2010 Panel member- Magally "Maga" Miranda Alcázar

Maga Miranda Alcazar

Magally "Maga" Miranda Alcázar is a graduate student in Chicana/o Studies at UCLA, a Cota-Robles Fellow and Ford Foundation Fellow. Her socially engaged scholarship explores the intersection of care work and new technologies in the global city of Los Angeles. She has been an activist in the International Women's Strike US where she has worked with Latina immigrant women in NYC's worker cooperative movement. As a member of the Los Angeles chapter of the Democratic Socialists of America, she has also been active in the statewide struggle for housing justice. She sits on the editorial collective of Viewpoint Magazine and her writing can be found at Verso books, The Nation and Truthout.
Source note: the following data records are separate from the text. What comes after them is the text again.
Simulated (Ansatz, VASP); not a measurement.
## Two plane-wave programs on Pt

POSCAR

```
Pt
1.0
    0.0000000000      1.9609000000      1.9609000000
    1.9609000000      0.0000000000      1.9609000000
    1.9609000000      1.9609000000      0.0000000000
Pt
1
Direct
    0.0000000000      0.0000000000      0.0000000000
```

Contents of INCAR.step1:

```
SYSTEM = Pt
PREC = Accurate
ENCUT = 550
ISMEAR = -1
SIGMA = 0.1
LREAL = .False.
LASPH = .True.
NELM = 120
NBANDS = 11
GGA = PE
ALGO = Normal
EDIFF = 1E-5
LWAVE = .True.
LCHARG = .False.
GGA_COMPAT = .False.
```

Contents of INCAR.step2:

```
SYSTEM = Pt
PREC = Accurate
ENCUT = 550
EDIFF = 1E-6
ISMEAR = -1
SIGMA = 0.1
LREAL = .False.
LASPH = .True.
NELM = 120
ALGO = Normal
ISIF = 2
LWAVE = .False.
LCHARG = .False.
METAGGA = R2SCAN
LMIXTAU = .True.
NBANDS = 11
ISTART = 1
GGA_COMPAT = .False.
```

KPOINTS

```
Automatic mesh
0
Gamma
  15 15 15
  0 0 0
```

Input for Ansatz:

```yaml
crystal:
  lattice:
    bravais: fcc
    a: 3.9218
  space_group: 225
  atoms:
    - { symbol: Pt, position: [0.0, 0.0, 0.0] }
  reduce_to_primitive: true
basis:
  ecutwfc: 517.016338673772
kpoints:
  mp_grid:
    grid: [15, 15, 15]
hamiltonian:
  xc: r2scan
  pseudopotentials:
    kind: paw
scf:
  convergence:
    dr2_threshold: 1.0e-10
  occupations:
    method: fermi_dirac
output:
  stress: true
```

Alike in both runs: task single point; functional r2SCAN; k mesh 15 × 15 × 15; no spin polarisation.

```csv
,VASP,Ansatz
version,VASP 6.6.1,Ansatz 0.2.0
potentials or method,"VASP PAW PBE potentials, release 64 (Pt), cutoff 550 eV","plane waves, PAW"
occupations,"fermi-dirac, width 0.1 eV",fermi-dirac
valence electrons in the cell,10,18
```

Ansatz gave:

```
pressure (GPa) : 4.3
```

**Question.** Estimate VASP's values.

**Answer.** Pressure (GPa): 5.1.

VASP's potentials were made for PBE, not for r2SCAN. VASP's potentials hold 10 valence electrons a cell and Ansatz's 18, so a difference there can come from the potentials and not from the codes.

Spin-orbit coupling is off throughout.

Current Student- Maxine (Max) Jimenez

Max Jimenez

Maxine Jimenez was born in San Pablo City, Laguna in the Philippines. At the age of 8, they moved to a small, tight-knit community called Highland Park in Northeast Los Angeles. Maxine is now a 4th-year Community Studies major, Politics minor. During their field study with the LA Tenants Union, Maxine worked as a tenant solidarity caseworker, where they supported tenants facing rent hikes, displacement, and landlord harassment. Their field study analysis examined how the white supremacist, classist, and sexist ideologies embedded in the phenomenon of displacement and gentrification reproduces itself in organizations that build power to keep people and families in their homes. Maxine is currently working as a tenant counselor with Santa Cruz Tenant Sanctuary and as a member of Students United with Renters.